Definition: The statement of partner’s capital is a financial report that shows the changes in total partners’ capital accounts during an accounting period. In other words, it’s a financial statement that reports the increases and decreases in the partners’ accounts over the course of a period.
What Does Statement of Partner’s Equity Mean?
Similar to the statement of owner’s equity, the statement of partner’s equity is a short financial report that only lists a few different types of transactions that affect the equity accounts. Unlike the owner’s equity report, the partner’s equity is only used for partnerships. Thus, it uses net income or and the partner contributions and distributions throughout the year to calculate the ending capital balance. Here is the basic partner’s equity equation.
- Beginning Capital balance
- Net income
- Partner’s contributions
- Net loss
- Partner’s distributions
- Ending Capital balance
The beginning balance is always derived from the previous year’s ending capital account. Obviously, the first year the partnership is started, there will not be a beginning balance in the capital accounts. After the first year, the ending balance is always carried forward to the following year and becomes the future year’s beginning balance.

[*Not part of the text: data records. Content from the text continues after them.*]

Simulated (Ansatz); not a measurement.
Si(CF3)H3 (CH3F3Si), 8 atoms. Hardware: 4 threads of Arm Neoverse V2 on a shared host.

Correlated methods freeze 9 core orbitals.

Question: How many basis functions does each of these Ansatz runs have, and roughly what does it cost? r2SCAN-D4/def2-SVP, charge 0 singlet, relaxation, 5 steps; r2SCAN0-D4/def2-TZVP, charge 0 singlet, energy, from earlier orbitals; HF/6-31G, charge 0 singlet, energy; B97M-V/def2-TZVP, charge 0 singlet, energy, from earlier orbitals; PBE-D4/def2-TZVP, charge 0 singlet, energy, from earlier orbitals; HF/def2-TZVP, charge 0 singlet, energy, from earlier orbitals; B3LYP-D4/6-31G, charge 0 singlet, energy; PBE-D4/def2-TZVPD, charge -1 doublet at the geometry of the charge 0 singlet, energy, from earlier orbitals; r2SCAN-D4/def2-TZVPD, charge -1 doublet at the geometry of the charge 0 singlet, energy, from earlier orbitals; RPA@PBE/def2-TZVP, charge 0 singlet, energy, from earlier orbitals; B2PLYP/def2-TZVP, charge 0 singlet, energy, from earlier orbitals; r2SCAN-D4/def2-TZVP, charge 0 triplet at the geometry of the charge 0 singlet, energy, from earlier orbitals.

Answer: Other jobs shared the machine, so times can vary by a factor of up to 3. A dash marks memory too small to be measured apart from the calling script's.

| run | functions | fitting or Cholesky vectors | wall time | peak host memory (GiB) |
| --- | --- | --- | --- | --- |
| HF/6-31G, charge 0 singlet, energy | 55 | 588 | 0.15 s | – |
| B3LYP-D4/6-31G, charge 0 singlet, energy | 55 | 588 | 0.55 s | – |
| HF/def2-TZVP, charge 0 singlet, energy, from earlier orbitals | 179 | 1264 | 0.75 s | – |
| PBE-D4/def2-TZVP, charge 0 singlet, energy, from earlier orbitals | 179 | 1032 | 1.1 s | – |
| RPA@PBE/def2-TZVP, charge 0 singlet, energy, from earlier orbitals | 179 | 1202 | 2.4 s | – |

Let’s take a look at an example.
Mac’s Repair Shop, LLC is an auto body shop in downtown San Francisco that was started this year with Tim and Paul’s investment of $20,000. During the year, the company make a profit of $10,000 and Tim decided to withdrawal $10,000 from the company to pay for her living expenses. The statement of partner’s equity would calculate the ending capital balance of $20,000 (0 + $20,000 + $10,000 – $10,000). This ending balance will be carried forward to the following year as the future beginning balance.
Keep in mind that this report doesn’t keep track of the individual partners’ capital account. It only reports the changes to total company-wide equity and capital levels.